Table of Contents
What is Front Running?
Front running, or tailgating, refers to the act of trading a financial asset based on non-public, material information about a future transaction that will affect said asset’s price.
While not always illegal, front running is typically viewed as a form of market manipulation and insider trading. It’s a white-collar crime because the insider information provides an undue advantage to the few in the know.
DID YOU KNOW?
The terms ‘front running’ and ‘tailgating’ supposedly date back to the days when brokers executed trades via paper. You had to physically bring the order to trading desks. Brokers would actually sprint to the trading desk before (front running) or just after (tailgating) a colleague’s big order.
We at the Zero Theft Movement are dedicated to eradicating the rigged parts of the economy so that all Americans can thrive. Illegal front running games the market in the favor of a few, where they can unfairly minimize their risk while maximizing their gains. Furthermore, it can harm investors by creating sudden fluctuations in the market (e.g. the ‘2010 Flash Crash’).
How Front Running Works
Here’s a simple example of how illegal front running commonly works: Let’s say a broker receives an order to buy a million shares of X company. The sheer size of the purchase will likely cause the price of the stock to instantly shoot up. Whether that lasts is uncertain, but the immediate spike will occur.
The broker, having non-public, material information, first purchases some X company stock for their own portfolio and then executes the trade for their client. That’s why it’s called ‘front running’: a broker trades with insider knowledge about a future transaction getting ahead of a big-ticket trade. After the price spike occurs, the broker sells the shares and reaps a considerable profit.

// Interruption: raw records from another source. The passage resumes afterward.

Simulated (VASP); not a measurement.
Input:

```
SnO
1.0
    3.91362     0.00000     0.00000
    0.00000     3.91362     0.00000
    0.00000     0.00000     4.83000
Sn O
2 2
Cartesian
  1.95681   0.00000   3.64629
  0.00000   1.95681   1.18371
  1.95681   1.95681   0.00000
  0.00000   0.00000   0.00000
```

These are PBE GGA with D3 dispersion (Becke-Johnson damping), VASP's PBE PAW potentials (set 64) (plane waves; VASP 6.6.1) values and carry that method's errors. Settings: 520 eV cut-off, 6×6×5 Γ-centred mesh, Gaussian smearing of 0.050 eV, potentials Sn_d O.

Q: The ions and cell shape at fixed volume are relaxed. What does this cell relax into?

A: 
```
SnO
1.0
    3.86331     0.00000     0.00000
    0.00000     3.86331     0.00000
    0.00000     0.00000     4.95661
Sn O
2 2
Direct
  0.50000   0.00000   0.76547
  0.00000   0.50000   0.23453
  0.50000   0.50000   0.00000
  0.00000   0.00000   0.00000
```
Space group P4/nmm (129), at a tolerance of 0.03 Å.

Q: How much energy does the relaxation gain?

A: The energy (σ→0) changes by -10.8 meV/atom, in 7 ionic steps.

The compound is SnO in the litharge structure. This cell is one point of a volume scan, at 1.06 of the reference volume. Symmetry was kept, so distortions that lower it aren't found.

In the example, you can see how a trader can game the stock market by front running. The practice eliminates much of the risk, nearly guaranteeing rewards. Furthermore, the client could lose a lot of money by the broker putting off the trade. We’re talking about trading hundreds of thousands or even millions of shares, multiplying the total potential losses.
For an actual case of front running, the Securities and Exchange Commission (SEC) charged Daniel Bergin (a senior equity trader) with front running in 2013. The Agency alleged that “Bergin illicitly profited by at least $520,000 by routinely purchasing securities in his wife’s accounts earlier the same day he placed much larger orders for the same securities on behalf of firm clients. Bergin concealed his lucrative trading by failing to disclose his wife’s accounts to the firm and avoiding pre-clearance of his trades in those accounts. Bergin also attempted to hide his wife’s accounts from SEC examiners.”
Thirty brokerage firms paid about $900 million to settle the civil suit contending they “schemed with one another for years to fix prices on the NASDAQ stock market,” the New York Times reported. They allegedly did so by not using odd-eighth NASDAQ quotes. See what the ZT community has uncovered about the matter.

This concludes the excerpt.